LaTeX cheatsheet

15 July 2014

LaTeX is complicated. There are over a thousand packages and millions of ways of doing the same thing. I encountered a lot of problems while writing reports in LaTeX. I wrote this cheat sheet for myself to make my life a bit easier.

The basics

  • Enabling cyrillic fonts in LaTeX
  • A4, two side layout: \documentclass[12pt,a4paper,twoside]{article}
  • Page margins: \usepackage[top=1in,left=0.85in,right=0.85in]{geometry}
  • Easy way to write LaTeX (preserving case): \LaTeX
  • \newpage for page breaks

Sometimes you need to start numbering the pages from the second page. All you need to do is to disable page numbering on your first page and enable it later.

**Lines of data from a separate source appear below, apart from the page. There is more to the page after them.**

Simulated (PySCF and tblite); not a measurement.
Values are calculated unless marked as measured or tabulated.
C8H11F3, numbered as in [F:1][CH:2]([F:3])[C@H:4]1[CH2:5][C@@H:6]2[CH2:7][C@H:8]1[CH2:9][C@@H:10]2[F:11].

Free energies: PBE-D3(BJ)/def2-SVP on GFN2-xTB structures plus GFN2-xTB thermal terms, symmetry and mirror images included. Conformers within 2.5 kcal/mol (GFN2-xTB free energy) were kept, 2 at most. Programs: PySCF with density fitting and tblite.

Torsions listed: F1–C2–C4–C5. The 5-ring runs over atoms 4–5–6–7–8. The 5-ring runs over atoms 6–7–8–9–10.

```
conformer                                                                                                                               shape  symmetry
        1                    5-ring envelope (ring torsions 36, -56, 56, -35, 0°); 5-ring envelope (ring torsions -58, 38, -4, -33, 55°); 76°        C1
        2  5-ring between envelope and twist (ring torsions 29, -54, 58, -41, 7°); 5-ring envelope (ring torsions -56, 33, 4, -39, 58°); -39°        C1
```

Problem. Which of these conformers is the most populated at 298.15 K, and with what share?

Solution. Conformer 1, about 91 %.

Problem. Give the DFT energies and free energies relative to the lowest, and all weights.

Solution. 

  1. On your title page: \pagenumbering{gobble}
  2. Page where numbering starts: \pagenumbering{arabic}

Indentation, margins, alignment

  • Vertical spacing: \vspace{1cm}. It will move your content 1 cm below
  • Horizonal spacing: \hspace{-1cm}. You can use any unit (cm, mm, in, pt, em). Negative values are allowed.
  • Disable force indentation: \noindent
  • Wrap code in \begin{center} \end{center} to make it centered

Lists and enumeration

  • itemize is an unordered list, enumerate is an ordered list
  • Each item starts with \item

Example: {% highlight latex %} \begin{enumerate} \item First \item Second \end{enumerate} {% endhighlight %}

PDFs and graphics

  • Use pdfpages package to include PDFs. Syntax: \includepdf[pages=1-6]{path.pdf}.
  • To include graphics use \includegraphics[width=5.6cm]{image.png}

Math

  • Wrap all math in dollar signs: $ math here $
  • LaTeX also supports multiline math code: $$ multiline math here $$. Your math text will be rendered on a separate line, centred
  • Subscripts are made by using underscores: $ x_i $
  • If you want a complex expression in your subscript, wrap it in curly braces: $ x_{a,b} $
  • The same applies for superscripts (powers): $ a^{b+c} $
  • You can combine both: $ a_{b+c}^{d+e} $
  • You can enable Greek letters in math mode: $ \Alpha \alpha $. The one that starts with a capital letter will be an uppercase alpha.